Lists Home |
Date Index |
On Tue, 14 Dec 2004 16:16:56 -0500, Roger L. Costello
> Note: This is a continuation of the thread:
> XML Vocabularies for Large Systems - 3 Philosophically Different
> I have changed the title to reflect the narrowed focus.
> My goal is for us (the xml-dev group) to collectively define a systematic
> approach to using simple XML vocabularies to implement large (complex)
> Yesterday Len and Peter outlined two strategies. I would like to flesh out
> their ideas.
<snip>some discussion on what Len's approach might look like</snip>
> THE PETER HUNSBERGER APPROACH
> In the above Invoice example tags that are specific to postal addresses and
> books were used. A disadvantage is that many domain-specific simple
> vocabularies must be created.
> Peter's approach is to provide a "generic set of tags", coupled with a rich
> set of ways to relate the generic tags.

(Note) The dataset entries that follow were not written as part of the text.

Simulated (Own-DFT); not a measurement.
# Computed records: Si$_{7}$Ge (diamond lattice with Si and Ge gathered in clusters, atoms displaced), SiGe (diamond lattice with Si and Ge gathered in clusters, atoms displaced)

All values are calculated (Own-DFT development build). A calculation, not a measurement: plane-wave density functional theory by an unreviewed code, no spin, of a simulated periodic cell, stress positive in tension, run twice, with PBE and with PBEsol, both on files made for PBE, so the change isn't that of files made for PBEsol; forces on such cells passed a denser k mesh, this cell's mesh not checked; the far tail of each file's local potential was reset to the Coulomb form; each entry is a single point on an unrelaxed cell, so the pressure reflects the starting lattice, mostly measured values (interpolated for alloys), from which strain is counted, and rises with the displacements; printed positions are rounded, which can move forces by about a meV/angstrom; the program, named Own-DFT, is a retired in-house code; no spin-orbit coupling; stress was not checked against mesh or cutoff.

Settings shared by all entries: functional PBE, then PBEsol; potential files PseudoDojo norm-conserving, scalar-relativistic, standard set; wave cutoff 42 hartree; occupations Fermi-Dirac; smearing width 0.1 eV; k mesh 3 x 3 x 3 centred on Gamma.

> Below I have attempted to define the Invoice using generic tags coupled with
> "relationship tags". Obviously I don't know what I am doing. Peter, would
> you fix this please?
> <Collection id="RLC">
> <Object>Roger L. Costello</Object>
> <Object>38 Boylston St.</Object>
> <Collection id="Bach">
> <Object>Richard Bach</Object>
> <Object>Dell Publishing Co.</Object>
> <Object href="RLC"/>
> <Relation>Purchased By</Relation>
> <Object href="Bach">
We actulaly have a base model that sort of looks like this, many more
attributes but you have the basic idea. However, before commenting on
this let me make a couple of observations:
1) if you're building a large complex system it has to be layered in
order to achieve scalability in design, performance, maintenance, etc.
Each layer has to be as loosely coupled to the other as possible but
each has to trust the other to do it's job properly. There can't be a
single repository of all business knowledge if you have layered system
even if all layers use the same metadata. (Eg, the front end has one
understanding what "address" means and the back end another.)
2) For such a system you have to be careful to separate the concerns
of external data exchange from internal data exchange even if you are
using the same technologies for both. XML provides a wonderful way to
isolate the layers of a system, but if for example, you attempt Schema
validation at each layer you're going to have a non-performant system.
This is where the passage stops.